To appreciate the problem, you have to understand why so many middle-income earners have been caught by what was originally supposed to be a rich man’s tax rate. Broadly speaking, earnings growth tends to track economic growth. Incomes have risen in line with national wealth. Yet rather than raise thresholds at the same rate as earnings, governments have tended to index them to inflation, which is generally a rather lower number, or frozen them completely. More and more people have therefore found themselves in the higher rate tax band, a phenomenon known as “fiscal drag”.
To its credit, the Coalition has attempted to address this issue at the bottom end of the pay scale by increasing the personal allowance, taking low earners out of income tax. Yet to help pay for this massive, £10 billion tax “giveaway”, or at least claw some of it back from higher earners, it has supercharged fiscal drag for the 40p and 45p rates. On two occasions since he became Chancellor, George Osborne has actually lowered the starting threshold for the 40p rate.
Nor is there any let-up in prospect. Present plans limit increases in the threshold to just 1 per cent a year – half the expected rate of inflation. The starting rate for the 40p tax band is just £42,011. This is well above median earnings, but to depict such people as “well off”, as often occurs in political discourse, is insultingly exaggerated.
In any case, according to Stuart Adam of the Institute for Fiscal Studies, Coalition policies have resulted in some 1.1 million more workers being drawn into the 40p tax net than would have occurred under Labour plans. A Tory-led government has pulled off the remarkable feat of punishing its own natural economic constituency in order to reward Labour’s.
Along the way, tax policy has created some truly bizarre, Alice in Wonderland-like distortions. Those earning between £100,000 and £120,000 find themselves paying an astonishing 62 per cent marginal rate on the difference.
Ken Clarke, a former chancellor, said he gave up on tax reform after realising that whatever he did, there would be winners and losers; punishment from the losers was immediate, but unfortunately you never got any credit from the winners either. To my mind, this is too defeatist, even if it contains a large element of political truth.
It is also the case that while much of the debate focuses on thresholds and marginal rates, in the end, it is the average of what you pay that matters, and on this measure, middle income earners have not fared as badly relative to the low paid as is sometimes said.

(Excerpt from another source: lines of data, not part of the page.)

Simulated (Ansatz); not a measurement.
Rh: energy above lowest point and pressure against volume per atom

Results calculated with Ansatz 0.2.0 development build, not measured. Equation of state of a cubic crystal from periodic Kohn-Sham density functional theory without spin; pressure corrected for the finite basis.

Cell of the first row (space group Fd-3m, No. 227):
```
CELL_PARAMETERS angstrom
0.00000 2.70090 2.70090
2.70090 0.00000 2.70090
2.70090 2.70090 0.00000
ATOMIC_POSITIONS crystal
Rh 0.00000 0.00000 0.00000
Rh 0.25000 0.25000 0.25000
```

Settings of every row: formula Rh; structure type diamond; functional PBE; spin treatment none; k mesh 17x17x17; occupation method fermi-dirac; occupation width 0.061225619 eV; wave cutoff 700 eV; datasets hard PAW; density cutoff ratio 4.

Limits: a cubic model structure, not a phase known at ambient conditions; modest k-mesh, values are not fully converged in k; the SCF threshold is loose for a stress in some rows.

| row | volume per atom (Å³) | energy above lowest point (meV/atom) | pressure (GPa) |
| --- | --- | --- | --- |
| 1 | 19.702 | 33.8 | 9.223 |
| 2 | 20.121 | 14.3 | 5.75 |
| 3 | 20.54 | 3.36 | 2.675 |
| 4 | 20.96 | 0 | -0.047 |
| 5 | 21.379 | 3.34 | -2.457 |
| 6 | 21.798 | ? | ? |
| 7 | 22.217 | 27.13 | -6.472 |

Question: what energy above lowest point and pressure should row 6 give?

There is no chance in the Budget of abolition of the 40p tax rate, or indeed in any conceivable future Budget. But the Chancellor would be doing both the economy and his electoral prospects a great service if he were to set out some clear long-term objectives for a flatter, more equitable tax system that provides decent incentives for work, enterprise and saving.
There isn’t much point in paying down the deficit if it poleaxes the economy in the process.